V&A’s Frank Lloyd Wright room on view at Tate Britain



February 21, 2013

By Christopher Wilk, Keeper, Furniture, Textiles & Fashion Department.

In an installation commissioned for Tate Britain’s major Kurt Schwitters exhibition, the artist Adam Chodzko has reconfigured the V&A’s Kaufmann Office designed by American architect Frank Lloyd Wright.  Designed in 1937, the office was used by Edgar Kaufmann in his Pittsburgh department store until his death in 1955. It was given to the V&A in 1974 by his son, Edgar Kaufmann Jr., and for many years was on display in the V&A’s Frank Lloyd Wright Gallery.  It is an exceptional interior by one of the most important architects of the 20th-century and will be back on view at the V&A once our new 20th Century Gallery opens in the next phase of FuturePlan.

1 to 240-1974.

Kaufmann Office, Frank Lloyd Wright, 1937. Museum no. W.9:1 to 240-1974. © Victoria and Albert Museum, London

In his installation, Chodzko uses the office to explore Schwitters’ relationship to international modernism. Forced to flee Nazi Germany in 1937, Schwitters arrived in England in 1940 and spent the last eight years of his life in rural Cumbria. Although living out of the cultural mainstream, Schwitters continued throughout his time in England to operate within an international network of artists, patrons and institutions. Chodzko’s work makes tangible a link to Edgar Kaufmann Jr. who, when a curator at MoMA, arranged for Schwitters to be sent $1,000 by the Museum while he was living in poverty in Ambleside.

By re-displaying parts of Wright’s office, with its furniture, Chodzko physically rebuilds a network of relationships and places – weaving a dense web across the fictional and real spaces of 20th century modernism.

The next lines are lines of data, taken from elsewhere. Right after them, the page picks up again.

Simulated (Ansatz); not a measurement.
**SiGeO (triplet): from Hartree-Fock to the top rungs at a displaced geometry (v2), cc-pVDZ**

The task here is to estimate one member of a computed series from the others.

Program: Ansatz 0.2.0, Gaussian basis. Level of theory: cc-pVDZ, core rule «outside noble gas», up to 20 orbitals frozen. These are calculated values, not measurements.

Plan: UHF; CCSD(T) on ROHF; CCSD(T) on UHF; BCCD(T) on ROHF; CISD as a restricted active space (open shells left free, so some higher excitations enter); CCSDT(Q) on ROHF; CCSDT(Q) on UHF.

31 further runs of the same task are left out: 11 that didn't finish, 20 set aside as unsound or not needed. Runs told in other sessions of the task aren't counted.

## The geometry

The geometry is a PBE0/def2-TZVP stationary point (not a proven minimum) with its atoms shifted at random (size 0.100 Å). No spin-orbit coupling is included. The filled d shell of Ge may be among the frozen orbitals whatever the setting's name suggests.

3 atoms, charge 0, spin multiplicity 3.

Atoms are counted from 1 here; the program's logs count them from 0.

www.tate.org.uk/whats-on/tate-britain/exhibition/schwitters-britain

2 comments so far, view or add yours

Comments

I don’t know I’ve not connected before this time but I’m pleased to be kept up to date.
As usual you lead the way!
Do send by best regards to Christopher Wilk.

Oh dear,
That comment should have read:
I don’t know how I’ve not connected with your fine institution before this time but I should be pleased to be kept up to date on your ‘doings’.
As usual you lead the way!
Do send my best regards to Christopher Wilk.